Why the market offers space for new players
The employment agency sector is not standing still. According to the annual figures of the employment agency sector for 2024, published by the industry organization ABU, the total number of hours worked decreased by 8% compared to a year earlier. Revenue remained stable with a decline of only 1%. Fewer hours, but relatively stable revenues: this means that the value per hour is increasing. Those who enter the market with a sharp profile and a clear niche can capitalize on this smartly.
Large agencies are slow and generic. Small, specialized intermediaries can adapt more quickly, build more personal relationships with clients, and know their target audience inside and out. That is the opening.
What to expect
Those who think that starting an employment agency is all about matching people are right, but that is only the fun part. Behind the scenes, there are obligations that should not be underestimated.
Payroll administration is complex and error-prone. You pay the wages of temporary workers upfront, even if the client has not yet paid. This requires a healthy liquidity position. Additionally, you have to deal with collective labor agreement obligations, sick leave and reintegration, tax returns, and liability issues. Treating this as a side issue will lead to problems sooner or later.

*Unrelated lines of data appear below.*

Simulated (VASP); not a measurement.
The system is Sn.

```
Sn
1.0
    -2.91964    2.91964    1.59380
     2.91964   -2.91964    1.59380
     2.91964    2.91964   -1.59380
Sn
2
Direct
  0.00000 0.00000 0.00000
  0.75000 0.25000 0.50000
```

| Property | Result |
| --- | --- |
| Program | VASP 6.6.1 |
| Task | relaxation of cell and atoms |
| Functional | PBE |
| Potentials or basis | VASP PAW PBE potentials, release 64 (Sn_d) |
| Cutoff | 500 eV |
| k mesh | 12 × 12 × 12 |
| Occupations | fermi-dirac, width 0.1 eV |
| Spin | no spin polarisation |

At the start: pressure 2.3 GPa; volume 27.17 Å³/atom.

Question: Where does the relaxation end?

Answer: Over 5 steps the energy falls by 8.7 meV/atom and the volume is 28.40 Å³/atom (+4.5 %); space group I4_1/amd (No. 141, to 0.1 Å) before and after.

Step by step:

And then there is the legislation and regulations surrounding the employment itself, which have been significantly tightened in recent years. The Act on the Provision of Labor, certification requirements, membership in ABU or NBBU: these are not details.
Starting without carrying the administrative burden alone
This is the difference between startups that survive and those that grow. Most new intermediaries try to handle everything themselves. Understandably, because overhead feels like a cost item. But time spent on payroll administration and accounts receivable management does not go towards finding new clients.
The smart approach is to outsource the back office to a party that has specifically built this for employment agencies. A party that arranges the pre-financing, takes over payroll processing, and monitors the legal framework. Starting an employment agency without getting stuck in administration: that is exactly what specialized back office partners are built for.
Such a partner typically works with an online portal. Entering hours, viewing invoices, reporting changes: everything in one place. Yaper Backoffice is an example of this; a system specifically built for intermediaries who want to focus on the work itself, not the hassle around it.
What a good business plan must not miss
Starting as an entrepreneur always requires a clear plan, and this is especially true for an employment agency. Define your niche sharply: are you targeting a specific sector, a certain region, or a particular target group? The broader you start, the harder it is to differentiate yourself.
Calculate your liquidity needs realistically. How many weeks can you pre-finance wages without your cash flow becoming tight? Suppose you have ten temporary workers who work forty hours a week: then you have a significant amount to bridge weekly before the invoice is paid by the client.
Also, consciously choose your first clients. One large client who wants thirty people immediately is tempting, but it can overload your back office if you are not yet operational at scale. Start controlled, scale up once the processes are in place.
The first step is not a big leap
Building an employment agency does not have to start with a large office and a full team. It starts with a sharp idea, a solid network, and the willingness to organize the operational burden smartly. Those who handle this well have a real competitive advantage. The demand for flexible staff is not going away. The question is only who is well positioned enough to meet that demand.